Far-Field ASR — clean / noisy / reverberant benchmark
Published June 24, 2026
The first open far-field ASR benchmark is now live, featuring community-driven evaluation across 14 simulated rooms validated against real-world measurements: https://huggingface.co/spaces/treble-technologies/ffasr
The performance gap is substantial. Across all submitted models, far-field word error rate at low signal-to-noise ratios is consistently several times higher than near-field word error rate on the same speech content.
The methodology relies on hybrid wave-based simulation, sim-to-real validation, moving-source splits in beta, held-out audio, and standardized evaluation hardware across all submissions.
Accuracy and speed are plotted together. The Pareto front displays average word error rate against real-time factor (RTFx) so you can evaluate the tradeoff right for your deployment.
More features are coming. Multi-talker scenarios, microphone array support, and echo cancellation are on the roadmap.
The difference between benchmark performance and real-world deployment is a persistent frustration in ASR development. Models scoring well on standard evaluations often behave differently once real room acoustics are involved. Reverberation, background noise, and microphone distance create complex interactions affecting performance in ways clean-speech benchmarks do not capture. The FFASR Leaderboard attempts to quantify that gap.
Treble Technologies and Hugging Face are launching the Far-Field ASR (FFASR) Leaderboard. It is the first open, community-driven benchmark designed to evaluate ASR models under realistic far-field acoustic conditions. It is live now, and the team invites the community to submit models, explore the results, and help shape what comes next.

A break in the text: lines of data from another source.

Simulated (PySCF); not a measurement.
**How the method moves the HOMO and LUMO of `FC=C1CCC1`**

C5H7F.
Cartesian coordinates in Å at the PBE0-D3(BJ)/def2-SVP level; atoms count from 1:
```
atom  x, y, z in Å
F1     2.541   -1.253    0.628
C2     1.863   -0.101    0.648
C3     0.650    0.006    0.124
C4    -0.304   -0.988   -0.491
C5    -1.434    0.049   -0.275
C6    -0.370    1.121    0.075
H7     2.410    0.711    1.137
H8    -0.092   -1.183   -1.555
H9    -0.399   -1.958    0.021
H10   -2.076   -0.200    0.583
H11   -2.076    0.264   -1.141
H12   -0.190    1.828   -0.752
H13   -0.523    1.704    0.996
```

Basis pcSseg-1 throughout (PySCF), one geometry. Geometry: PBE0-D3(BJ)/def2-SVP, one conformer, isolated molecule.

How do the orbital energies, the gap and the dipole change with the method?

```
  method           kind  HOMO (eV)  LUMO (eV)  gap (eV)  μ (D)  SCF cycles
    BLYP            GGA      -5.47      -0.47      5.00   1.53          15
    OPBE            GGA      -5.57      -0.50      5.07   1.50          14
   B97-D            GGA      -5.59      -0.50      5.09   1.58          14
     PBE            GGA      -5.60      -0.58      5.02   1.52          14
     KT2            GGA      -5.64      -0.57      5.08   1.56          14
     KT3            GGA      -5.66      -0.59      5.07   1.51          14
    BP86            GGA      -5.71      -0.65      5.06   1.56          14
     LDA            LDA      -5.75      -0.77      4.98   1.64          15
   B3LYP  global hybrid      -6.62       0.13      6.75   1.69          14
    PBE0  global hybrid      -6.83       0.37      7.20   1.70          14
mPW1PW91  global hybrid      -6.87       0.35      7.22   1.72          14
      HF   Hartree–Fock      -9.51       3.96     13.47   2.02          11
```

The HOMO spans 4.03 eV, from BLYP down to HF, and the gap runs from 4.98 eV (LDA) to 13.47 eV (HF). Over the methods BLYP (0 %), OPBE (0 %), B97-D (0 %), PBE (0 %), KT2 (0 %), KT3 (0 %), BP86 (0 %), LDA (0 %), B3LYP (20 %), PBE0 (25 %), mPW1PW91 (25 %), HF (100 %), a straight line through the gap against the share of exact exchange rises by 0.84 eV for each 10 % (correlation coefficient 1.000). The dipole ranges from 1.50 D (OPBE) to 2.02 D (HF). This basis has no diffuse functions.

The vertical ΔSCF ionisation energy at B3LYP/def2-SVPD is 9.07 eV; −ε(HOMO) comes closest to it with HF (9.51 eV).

Voice interfaces have expanded well beyond the headset and the smartphone. AI voice agents, conference room transcription, in-car assistants, humanoid robots, smart glasses, and hands-free tools are seeing rapid adoption. They operate in acoustically complex environments: reverberation, background noise, overlapping sounds, and a microphone anywhere from one to several meters from the speaker.
The dominant ASR evaluation paradigm has not caught up with this reality. Clean, close-microphone benchmarks remain the standard. While useful for measuring core recognition quality, they do not predict far-field performance. A model performing well on LibriSpeech or other near-field sets may degrade substantially once real room acoustics enter the picture. While there have been several research efforts around far-field and noisy speech evaluation — including CHiME, URGENT, and NOIZEUS — the community has not had a standardized, open way to measure that degradation consistently across models in a continuously updated leaderboard format. That is what FFASR is built for.
A major challenge of far-field evaluation is the availability of data. Collecting far-field recordings across a representative range of room types, microphone distances, and noise conditions at scale is prohibitively expensive with physical measurements alone. Simulation makes it possible to cover that space systematically and extend coverage over time without a corresponding increase in measurement cost.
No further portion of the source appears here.